General American Life Ins. Co. v. Rogers

Decision Date06 July 1976
Docket NumberNo. 37258,37258
Citation539 S.W.2d 693
PartiesGENERAL AMERICAN LIFE INSURANCE CO., a corporation, Plaintiff, v. Vera Jean ROGERS, Defendant-Appellant, Vanita M. Rogers et al., Defendants-Respondents, and Bernice Swaim, Defendant. . Louis District, Division Three
CourtMissouri Court of Appeals

James F. Hespen, St. Louis, for appellant.

Dale L. Rollings, St. Charles, for respondent.

Joel D. Monson, St. Louis, for plaintiff.

James E. Hawk, Jr., St. Louis, for defendant Bernice Swaim.

SIMEONE, Judge.

This is an appeal by defendant-appellant, Vera Jean Rogers, the wife of deceased, Eugene Leroy Rogers, from a summary judgment entered by the circuit court of the City of St. Louis which denied her any rights in the proceeds of a group life insurance policy issued by General American Life Insurance Company on the life of the decedent. For reasons hereinafter stated, we affirm the judgment.

Prior to May 23, 1972, Eugene Leroy Rogers and Vanita M. Rogers were husband and wife. Four children were born of the marriage--Terry, Vickie, Bruce and Holly. Mr. Rogers was employed by Union Electric Company of Missouri and was insured under a group insurance policy issued by General American to Union Electric. He became insured under the policy on September 17, 1953. Over the years the policy increased in value.

On May 23, 1972, Eugene and Vanita were divorced by decree of the circuit court of Warren County. On the same date, they executed a 'Stipulation and Property Settlement Agreement,' which was incorporated by reference into the decree. On July 27, 1974, Mr. Rogers was killed accidentally and as a result accidental death benefits became due and owing to his proper beneficiary. The proceeds of the policy amounted to $30,000 death benefits and $30,000 double indemnity, for a total of $60,000.

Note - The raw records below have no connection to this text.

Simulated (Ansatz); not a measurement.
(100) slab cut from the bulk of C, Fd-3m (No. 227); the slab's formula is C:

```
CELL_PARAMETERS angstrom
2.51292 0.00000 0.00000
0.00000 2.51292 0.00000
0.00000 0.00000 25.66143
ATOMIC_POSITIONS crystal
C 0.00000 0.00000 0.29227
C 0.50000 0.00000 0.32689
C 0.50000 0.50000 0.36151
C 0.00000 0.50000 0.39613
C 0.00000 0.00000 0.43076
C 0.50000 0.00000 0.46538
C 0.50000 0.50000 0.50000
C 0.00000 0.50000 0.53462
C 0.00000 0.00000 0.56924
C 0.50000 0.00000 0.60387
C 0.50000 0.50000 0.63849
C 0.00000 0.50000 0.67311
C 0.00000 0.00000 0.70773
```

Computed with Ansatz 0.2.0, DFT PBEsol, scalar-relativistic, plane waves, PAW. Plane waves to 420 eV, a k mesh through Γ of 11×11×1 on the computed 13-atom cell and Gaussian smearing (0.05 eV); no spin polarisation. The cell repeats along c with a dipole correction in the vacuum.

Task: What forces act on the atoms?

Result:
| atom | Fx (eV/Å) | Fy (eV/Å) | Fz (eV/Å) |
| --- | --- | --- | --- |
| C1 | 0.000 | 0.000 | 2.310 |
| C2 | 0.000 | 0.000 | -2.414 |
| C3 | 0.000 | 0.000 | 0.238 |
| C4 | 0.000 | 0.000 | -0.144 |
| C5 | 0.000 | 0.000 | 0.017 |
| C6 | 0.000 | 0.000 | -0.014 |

On November 18, 1974, General American filed its petition in interpleader pursuant to Rule 52.07 and alleged that conflicting claims had been made for the proceeds of the policy by (1) appellant, Vera Jean Rogers, the wife of decedent at the time of his death, (2) by a trustee for his children, Bernice Swaim, under a change of beneficiary form, and (3) by his four children and his former wife, Vanita, on behalf of the minor children.

All these parties were made defendants. The petition prayed that they be required to interplead and that General American be discharged from liability with costs.

The conflicting claims to the proceeds of the policy arise because of the legal effect of the stipulation and property settlement agreement entered into by Eugene and Vanita at the time of their 'divorce.' In the document, Mr. Rogers agreed in paragraph 8: (1) to cause the Union Electric Group policy in the amount of $4,500.00 1 'to be continued in full force and effect'; (2) to continue to permit deductions from his pay to be made in order to retain the policy in full force and effect; (3) 'to designate as beneficiaries of the aforementioned group life insurance (policy) the children of the marriage of the parties, equally'; (4) in the event he remarries and has children, he may 'be entitled to name and to designate said subsequent born children also as beneficiaries on the afore-described life insurance policies, provided that all of his children, whether born of this marriage or hereafter, shall remain on an equal and irrevocable basis'; (5) to designate the 'present children of his marriage as irrevocable beneficiaries'; and (6) 'to perform whatever acts are necessary to effect the irrevocable beneficiary status of his children. . . .'

On June 9, 1972, Mr. Rogers executed a change of beneficiary form with General American naming as his beneficiaries his four children, Terry, Vickie, Bruce and Holly Renee, 'equally if living, or to the survivor(s) among them.' And he named his sister, Bernice Swaim, as trustee to receive any amount due 'a beneficiary who is a minor when amount becomes payable. . . .'

Then, on January 25, 1973, he executed another change of beneficiary form which added his second wife, Vera Jean, as an additional beneficiary.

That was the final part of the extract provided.